Research
Projects
Global to Regional Origins of Water Stress (GROWS)
What sets long term trends in water availability and stress? How do local and global factors affect water availability in the Mountain West and worldwide? This area is experiencing an unprecedented ‘megadrought’ and understanding how water stress will evolve in the future is necessary to inform decision making and mitigation efforts. The Caulton research group and our group working in collaboration with NASA GISS, NASA GSFC, and JPL to develop a new machine learning enabled modelling framework based on the GISS-E3 that can learn from our best observations and provide high quality forecasts of future water stress.
-Read our press release.
Perturbed Physics Ensemble Regression Optimization Center for ESM Evaluation and Development (PROCEED)
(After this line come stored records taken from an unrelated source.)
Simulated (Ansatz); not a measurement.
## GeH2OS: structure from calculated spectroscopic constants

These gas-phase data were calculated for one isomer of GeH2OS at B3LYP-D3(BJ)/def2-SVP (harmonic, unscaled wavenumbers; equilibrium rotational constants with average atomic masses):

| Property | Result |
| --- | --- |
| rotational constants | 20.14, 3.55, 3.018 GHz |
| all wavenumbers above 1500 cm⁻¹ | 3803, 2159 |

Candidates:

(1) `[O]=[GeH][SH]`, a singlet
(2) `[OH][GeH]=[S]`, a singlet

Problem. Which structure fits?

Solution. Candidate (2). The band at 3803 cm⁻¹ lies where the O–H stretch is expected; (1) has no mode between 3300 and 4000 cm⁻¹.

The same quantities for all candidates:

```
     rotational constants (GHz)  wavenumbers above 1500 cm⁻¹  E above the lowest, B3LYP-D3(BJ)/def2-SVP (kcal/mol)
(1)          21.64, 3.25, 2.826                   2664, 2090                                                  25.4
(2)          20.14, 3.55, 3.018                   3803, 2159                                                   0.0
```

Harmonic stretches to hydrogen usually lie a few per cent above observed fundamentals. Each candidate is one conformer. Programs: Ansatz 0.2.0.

Earth System Models (ESMs) need to be able to predict environmental change decades into the future at a global scale, but many of the processes that set global climate operate at a scale of micrometers and seconds, like aerosols, clouds, and precipitation. To tackle this problem we have to develop parameterizations that allow our global scale models to represent these phenomena. Department of Energy is supporting us to work with researchers at Pacific Northwest National Lab, Lawrence Livermore National Lab, and with the UW School of Computing and Caulton Research Group to come up with a development framework for E3SM and challenge model variants with high-quality observations from DOE Atmospheric Radiation Measurement (ARM) sites.
-Read our press release.
Themes
Models give us the ability to predict the future and better understand the underlying mechanisms that govern the atmosphere and oceans.
In our group we run simulations to understand how different processes interact and affect the climate.
We evaluate simulations performed by other modeling centers, and perform our own simulations on the NCAR-Wyoming Supercomputer.
Observations of the atmosphere play a critical role in evaluating the models that we use to predict the future.
Our group uses spaceborne remote sensing and in situ measurements to better understand clouds and climate.
The flow of energy in and out of the Earth system is modulated by clouds.
Boundary layer clouds strongly affect the reflection of sunlight back to space while high clouds affect the flow of heat.
This means that the response of clouds act as a strong feedback on warming. The complex, multi-scale behavior of clouds lead to the uncertainty in climate sensitivity predicted by global climate models being dominated by cloud feedback.
Our group examines how models represent clouds and the behavior of clouds in observations of the present day climate to better constrain cloud feedback.
Aerosols have the potential to interact with clouds, changing their microphysical properties and processes, which in turn may change the macrophysical behavior of the clouds (e.g. thickness and extent).
The most robust aerosol-cloud interaction (aci) is to increase the number concentration of cloud droplets and the light reflected by clouds back to space.
We examine observations and models to better constrain the degree to which aerosol affect cloud properties and the overall flows of radiation in the Earth system.